I recognize myself by the referrer with temboz.rfc1437.de - that's my online aggregator. Looks similar - a lot of incorrectly sent referrers. Another user:


aa.bb.cc.dd: 19 accesses, 2005-02-12 14:45:35.00 - 2005-01-31 14:17:07.00
 0015*http://www.muensterland.org/system/weblogUpdates.py
 0002*-
 0001*http://www.google.com/search?q=cocoa+openmcl&ie=UTF-8&oe=UTF ...
 0001*http://blog.schockwellenreiter.de/8136
 0001*http://www.google.com/search?q=%22Rainer+Joswig%22&ie=UTF-8& ...
 0001*http://www.google.com/search?q=IDEKit&hl=de&lr=&c2coff=1&sta ...

This one came more often (across multiple days) via my update page on muensterland.org and also searched for Lisp topics. And they came from the shock wave guy once. Absolutely typical behavior.

Now in comparison, a typical referrer spammer:


aa.bb.cc.dd 6 accesses, 2005-02-12 17:27:27.00 - 2005-02-02 09:25:22.00
 0002*http://tramadol.freakycheats.com/
 0001*http://diet-pills.ronnieazza.com/
 0001*http://phentermine.psxtreme.com/
 0001*http://free-online-poker.yelucie.com/
 0001*http://poker-games.psxtreme.com/

All referrers are direct domain referrers. No "-" referrers - so no accesses without a referrer. No other accesses - if I analyzed it more precisely by page type, it would be noticeable that no images, etc. are accessed. Easy to recognize - just looks sparse. Typical is also that each URL is listed only once or twice.

Now our new friend:


aa.bb.cc.dd: 100 accesses, 2005-02-13 15:06:16.00 - 2005-02-11 07:07:55.00
 0039*-
 0030*http://irish.typepad.com
 0015*http://www208.pair.com
 0015*http://blogs.salon.com
 0015*http://hfilesreviewer.f2o.org
 0015*http://betas.intercom.net
 0005*http://vowe.net
 0005*http://spleenville.com

What stands out are the referrers without a trailing slash - atypical for referrer spam. Also, just normal sites. Also noticeable is that pages are accessed without a referrer - hidden behind these are the RSS feeds. This one is also easily distinguishable from users. Especially since there's a certain rhythm to it - apparently always 15 accesses with one referrer, then switch the referrer. Either the referrer list is quite small, or I was lucky that it tried the same one with me twice - one of them is there 30 times.

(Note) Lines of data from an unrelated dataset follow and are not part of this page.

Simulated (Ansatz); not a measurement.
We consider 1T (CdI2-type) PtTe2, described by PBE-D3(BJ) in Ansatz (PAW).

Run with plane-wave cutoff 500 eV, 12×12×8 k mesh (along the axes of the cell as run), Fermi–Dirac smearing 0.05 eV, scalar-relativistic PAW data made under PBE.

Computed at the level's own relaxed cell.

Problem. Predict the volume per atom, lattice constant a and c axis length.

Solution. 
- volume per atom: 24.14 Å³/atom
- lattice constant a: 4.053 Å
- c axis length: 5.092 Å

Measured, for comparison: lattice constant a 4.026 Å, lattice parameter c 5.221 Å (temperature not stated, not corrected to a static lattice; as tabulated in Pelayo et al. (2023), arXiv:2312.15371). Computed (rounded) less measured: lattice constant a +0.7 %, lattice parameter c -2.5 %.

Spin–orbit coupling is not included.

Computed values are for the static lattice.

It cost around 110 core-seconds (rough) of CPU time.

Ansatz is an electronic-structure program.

Normal bots don't need much comparison - few of them send referrers and are therefore completely uninteresting. I had one that caught my attention:


aa.bb.cc.dd: 5 accesses, 2005-02-13 15:21:26.00 - 2005-01-31 01:01:07.00
 2612*-
 0003*http://www.everyfeed.com/admin/new_site_validation.php?site= ...
 0002*http://www.everyfeed.com/admin/new_site_validation.php?site= ...

A new search engine for feeds that I didn't know yet. Apparently the admin had just entered my address somewhere beforehand and then the bot started collecting pages. After that, he activated my newly found feeds in the admin interface. Seems to be a small system - the bot runs from the same IP as the admin interface. Most other bots come from entire bot farms, web spidering is an expensive affair after all ...

In summary, it can be concluded that the current generation of referrer spammer bots and other bad bots are still quite primitive in structure. They don't use botnets to use many different addresses and hide that way, they use pure server URLs instead of page URLs and have other quite typical characteristics such as certain rhythms. They also almost always come multiple times.

Unfortunately, these are not good features to capture algorithmically - unless you run your referrers into a SQL database and check each referrer with appropriate queries against the typical criteria. This way you could definitely catch the usual suspects and block them right on the server. Because normal user accesses look quite different.

However, new generations are already in the works - as my little friend shows, the one with the missing slash. And thanks to the stupid browsers with their incorrectly generated referrers (which say much more about the browser's history than about actual link following), you can't simply counter-check the referenced pages, since many referrers are pure blind referrers.

Apparently disguised bot in the logs

I just found some referrers in my logs that I absolutely couldn't find anything on that would point back to me. Nothing unusual so far - referrer spam would be the first suspicion. But the sites mentioned in the referrers are perfectly normal weblogs and other sites - no one who would have reason to spam their site (for example, a blog with about 1 post per month, or an Irish site and a few other strange referrers). The numbers are also different than with normal referrer spam: that usually comes either only 1-2 times or if so with many addresses and each one then about 100x or similar. This one comes about 15 times.

So I dug around in the logs a bit to see if I could find something. And sure enough, the referrers have unusual characteristics: they don't end with a /. Normally an address that doesn't end with / is automatically redirected to the /-variant. Referrers are thus normally /-terminated or direct HTML pages or something comparable. Pure site specifications without a / at the end are rather rare.

Something else also stands out: the pages were actually accessed - or at least downloaded. And the pages belonging to one referrer are quite randomly mixed - with normal users you'd actually expect some form of consistency in what comes through as a referrer. Above all, it's rare for 15 links to come to one page all at once...

And the essential criterion: the IP of the accessing computer is always the same across the different ones. An analysis then produced the following picture:


 15 betas.intercom.net
 15 blogs.salon.com
 15 hfilesreviewer.f2o.org
 30 irish.typepad.com
 5 spleenville.com
 5 vowe.net
 15 www208.pair.com

All clearly fake referrers. Additionally, 34 accesses to my RSS feeds without a referrer. Accesses were only to direct posts and RSS feeds - not to overview pages or archive pages. It looks very much like the bot is proceeding as follows: search for RSS feeds, grab them, then search for permalinks to articles in them and download them to access comment forms, for example. The whole thing nicely disguised as supposed visitors, including forged referrers that seem unsuspicious. Also not too many accesses from one referrer, rather switch it up more often.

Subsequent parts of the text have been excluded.